# A litany of Pandas Plotting Examples

* Pandas and Matplotlib provide a bunch of visualizations
* 

In [None]:
# load up the libraries we need

%matplotlib inline
import numpy as np              
import pandas as pd

In [None]:
df = pd.read_csv("diabetes.csv")
# Drop the missing values rows
df = df.dropna()
df.head(5)

## Density Plot

* Visualises the distribution of data over a continuous interval or time period
* A variation of a Histogram that uses kernel smoothing to plot values, allowing for smoother distributions by smoothing out the noise. 
* The peaks of a Density Plot help display where values are concentrated over the interval.

https://datavizcatalogue.com/methods/density_plot.html


In [None]:
df["chol"].plot.density()
df["weight"].plot.density();

## Box Plot

* A convenient way of visually displaying the data distribution through their quartiles
* The lines extending parallel from the boxes are known as the whiskers and indicate variability outside the upper and lower quartiles. 
* Outliers are sometimes plotted as individual dots that are in-line with whiskers. 


In [None]:
df["chol"].plot.box();

##  Histogram 

* Visualises the distribution of data over a continuous interval or certain time period. 
* Each bar in a histogram represents the tabulated frequency at each interval/bin.
* Help give an estimate as to where values are concentrated, what the extremes are and whether there are any gaps or unusual values. 

https://datavizcatalogue.com/methods/histogram.html



In [None]:
df["chol"].hist(bins=50);

In [None]:
# use the bins parameter to adjust the granularity
df["chol"].hist(bins=10);

## Scatter Plot

* Use a collection of points placed using Cartesian Coordinates to display values from two variables. 
* By displaying a variable in each axis, you can detect if a relationship or correlation between the two variables exists.
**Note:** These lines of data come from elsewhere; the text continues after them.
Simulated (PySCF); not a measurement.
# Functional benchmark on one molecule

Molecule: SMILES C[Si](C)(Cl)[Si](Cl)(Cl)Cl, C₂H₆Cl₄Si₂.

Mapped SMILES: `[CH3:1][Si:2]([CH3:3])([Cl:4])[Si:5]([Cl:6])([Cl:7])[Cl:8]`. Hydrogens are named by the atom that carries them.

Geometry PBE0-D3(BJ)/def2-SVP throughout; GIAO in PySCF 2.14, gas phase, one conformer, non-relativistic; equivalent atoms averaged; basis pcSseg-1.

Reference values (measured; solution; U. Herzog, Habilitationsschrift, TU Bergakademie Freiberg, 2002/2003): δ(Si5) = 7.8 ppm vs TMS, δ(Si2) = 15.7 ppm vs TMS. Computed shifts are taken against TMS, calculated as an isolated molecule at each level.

https://datavizcatalogue.com/methods/scatterplot.html


In [None]:
df.plot(kind='scatter', x='chol', y='weight', title="Cholesterol vs. Weight");

In [None]:
# The c parameter may be given as the name of a column to provide colors for each point
df.plot(kind='scatter', x='chol', y='weight', 
        c='stab.glu', 
        title="Cholesterol vs. Weight");

In [None]:
# the s parameter can be used to adjust the size of the points
df.plot(kind='scatter', x='chol', y='weight', 
        c='stab.glu', 
        s=df["age"], 
        title="Cholesterol vs. Weight");

## Scatterplot Matrix

Scatterplot matrices are a great way to roughly determine if you have a linear correlation between multiple variables. This is particularly helpful in pinpointing specific variables that might have similar correlations. https://www.r-bloggers.com/scatterplot-matrices/

In [None]:
from pandas.plotting import scatter_matrix
scatter_matrix(df[['chol', 'stab.glu', 'hdl', 'ratio', 'glyhb']], # Make a scatter matrix of all columns
               figsize=(30, 30), # Set plot size
               diagonal='kde');  # Show distribution estimates on diagonal

## Bubble Chart

* Uses a Cartesian coordinate system to plot points along a grid where the X and Y axis are separate variables.
* Each point is assigned a label or category 
* Each plotted point then represents a third variable by the area of its circle. 
* Colours can be used to distinguish between categories or used to represent an additional data variable. 
* Used to compare and show the relationships between categorised circles, by the use of positioning and proportions. 
* The overall picture can be use to analyse for patterns/correlations.




In [None]:
df.plot(kind='scatter', x='chol', y='weight', 
        c='hdl', 
        s=df['stab.glu'] / 2, 
        title="Cholesterol vs. Weight");

## Hexbin Plot 


* Hexbin plots can be a useful alternative to scatter plots or bubble charts if your data are too dense to plot each point individually.


In [None]:
# generate a hexbin plot
df.plot.hexbin(x='chol', y='weight', gridsize=20);


In [None]:
# use the gridsize parameter to adjust the granularity
df.plot.hexbin(x='chol', y='weight', gridsize=50);

## Bar Chart

* Uses either horizontal or vertical bars to show discrete, numerical comparisons across categories. 
* One axis of the chart shows the specific categories being compared and the other axis represents a discrete value scale.
* Distinguished from Histograms as they do not display continuous developments over an interval. 
* Bar Chart's discrete data is categorical data and therefore answers the question of "how many?" in each category.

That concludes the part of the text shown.